Anna Lena Films

STRANGE MAGIC

SARAH MORRIS

"Imagine a new museum in a major city. Imagine an architect that took his initial cue from artists. Imagine a character that assembles brands in a collage, that makes images that involve national identity. Imagine the materiality of the notion of luxury. Imagine an artist with the keys to the museum and the factories. An occupation of sorts. What if there was no luxury that one could ever achieve or ever afford? Afterall, it is a state of fantasy. A propaganda of fantasy always based in materials that transport the viewer. Because one can consume any fantasy without a purchase - just with vision. This fantasy, this accumulation of images, is based on an alchemical mix of materials. Grapes, Flowers, Leather, Cloth, Girls, Pigment, Steel, Wood, Glass. Processes of distillation. Twenty-seven kilometers of vintage champagne with natural penicillin growing in some corridors. Rose de Mai being quickly picked by female fingers and made into a 'concrete' which is traded and is an element of a major selling perfume. Flowers becoming solid becoming liquid. Perfumes represented by film stars. Millions of bottles being filled. Labeled and packaged and distributed. A rapture of sorts. A female image is conjured again and again.

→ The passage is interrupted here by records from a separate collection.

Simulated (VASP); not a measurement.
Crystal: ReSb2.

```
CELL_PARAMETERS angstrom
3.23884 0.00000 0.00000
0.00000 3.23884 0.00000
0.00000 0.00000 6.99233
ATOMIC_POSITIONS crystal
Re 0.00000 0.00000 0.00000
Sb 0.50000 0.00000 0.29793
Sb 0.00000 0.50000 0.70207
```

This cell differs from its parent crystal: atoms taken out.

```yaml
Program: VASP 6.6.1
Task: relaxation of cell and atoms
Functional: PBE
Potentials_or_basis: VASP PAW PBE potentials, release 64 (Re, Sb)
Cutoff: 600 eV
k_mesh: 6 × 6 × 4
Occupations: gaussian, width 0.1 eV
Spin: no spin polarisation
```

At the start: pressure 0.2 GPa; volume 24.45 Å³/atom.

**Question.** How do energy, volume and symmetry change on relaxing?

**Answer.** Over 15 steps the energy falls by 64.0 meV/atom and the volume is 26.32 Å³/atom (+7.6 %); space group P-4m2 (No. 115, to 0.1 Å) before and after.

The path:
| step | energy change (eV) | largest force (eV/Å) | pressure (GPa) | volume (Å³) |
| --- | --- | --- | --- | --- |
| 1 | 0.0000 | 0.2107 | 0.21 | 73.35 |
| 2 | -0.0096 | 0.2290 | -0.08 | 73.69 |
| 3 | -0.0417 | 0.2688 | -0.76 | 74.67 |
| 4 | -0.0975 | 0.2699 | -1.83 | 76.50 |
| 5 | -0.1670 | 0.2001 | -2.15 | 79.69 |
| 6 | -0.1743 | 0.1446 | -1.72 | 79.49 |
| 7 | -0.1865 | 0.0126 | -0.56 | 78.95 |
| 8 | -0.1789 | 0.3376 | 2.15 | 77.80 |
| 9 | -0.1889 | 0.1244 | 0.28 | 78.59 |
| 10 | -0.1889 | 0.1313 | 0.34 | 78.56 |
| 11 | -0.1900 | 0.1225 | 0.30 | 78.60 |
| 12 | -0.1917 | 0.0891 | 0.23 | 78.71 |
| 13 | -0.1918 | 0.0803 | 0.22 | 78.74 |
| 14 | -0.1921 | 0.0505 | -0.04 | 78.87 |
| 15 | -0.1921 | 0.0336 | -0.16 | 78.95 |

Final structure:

Intoxication as a state of lightness, of transportation, of vulnerability, of strength. Imagine or visualize the material wealth that truly makes the museum, that supplies it. The capital. A museum in the midst of a children's park, an equestrian center, a park across the street where other types of visual exchanges take place. Much waiting around. Killing time. Selling time in units. Offering open visceral fantasies. The point is the construction and adrenaline. An image of a future that is slightly not the present. A journey to begin. This process is similar to art using existing reality as the base for all future, the base for fiction, the base for a narrative to take place. Using architecture as a questioning device, using competing agendas to one's own end, for one's own vocabulary. It all comes down to production. The production of space, the production of brands, the production of art. The production of dreams and desire, paradoxically intangible at the end of the day. These dissonant zones, a Venn diagram which usually exists on paper only, can momentarily coincide, conflate and then distance again."